A day in the life of Bulawayo

A visit to Zimbabwe’s cultural hub takes Kalpana Sundar back in time

January 04, 2014 05:19 pm | Updated May 13, 2016 07:09 am IST - chennai

The wide streets of Bulawayo lined with mauve jacaranda trees

The wide streets of Bulawayo lined with mauve jacaranda trees

I drive through wide streets lined with purple jacarandas, leafy parks, Victorian era buildings and women in bright prints with babies strapped on to their backs. The whole city has a sepia feel about it, as if it sprang out of the pages of a genteel Victorian novel. This city has always been set apart by the history and culture of its Ndebele speaking people, from the rest of this Shona tribe dominated country. I am in Bulawayo, Zimbabwe’s second largest city after the capital Harare. There are two key players whose names pop up with amazing regularity in the city’s history. The first is Lobengula, son of the warrior King Mzilikazi who ascended the throne and established his capital in 1872, about 14 miles from the present day city. The second is Cecil Rhodes the mining magnate and the first white man to be buried on Ndebele land, who put the town on the map and made it a transport hub. The first train arrived in Bulawayo in 1897 and early colonial settlers used the region’s immense natural wealth and mines to turn Bulawayo into a boom town.
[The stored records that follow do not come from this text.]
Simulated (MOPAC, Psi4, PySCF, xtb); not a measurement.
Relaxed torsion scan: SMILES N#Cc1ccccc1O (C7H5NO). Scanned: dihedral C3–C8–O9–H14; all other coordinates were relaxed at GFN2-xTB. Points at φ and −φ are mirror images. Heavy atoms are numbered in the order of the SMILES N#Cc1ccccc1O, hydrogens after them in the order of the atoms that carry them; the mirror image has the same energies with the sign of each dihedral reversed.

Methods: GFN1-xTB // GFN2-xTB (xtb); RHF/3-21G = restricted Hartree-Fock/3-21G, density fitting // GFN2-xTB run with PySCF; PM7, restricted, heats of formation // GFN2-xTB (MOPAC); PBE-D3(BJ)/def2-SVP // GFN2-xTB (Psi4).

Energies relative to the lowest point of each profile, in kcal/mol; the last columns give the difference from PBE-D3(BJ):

Our local guide is playwright and director Cont (short for Continue Loving) Mhlanga who has challenged state ideologies and policies for over 25 years. His parents were married when they were very young and gave him this unique name hoping that their love would last forever! Today he runs the pioneering Amakhosi Cultural Centre where students learn to choreograph dances, write songs and scripts for plays, and design their own theatre productions. Most importantly Cont has provided the space for township youth, most of whom are unemployed, to escape the evils of vagrancy and ghetto crime and channelise their energies into pursuing arts and theatre. “Did you know that Bulawayo had electricity even before London and also the country’s first stock exchange?” asks Cont with pride. In the early 1900s it was known as the city of parties — where pubs, music and dancing were integral to the life of locals. Cont points out the Indian connection stating that many Indians settled here, mostly from Gujarat, as traders and restaurant owners and even funded the local liberation struggle.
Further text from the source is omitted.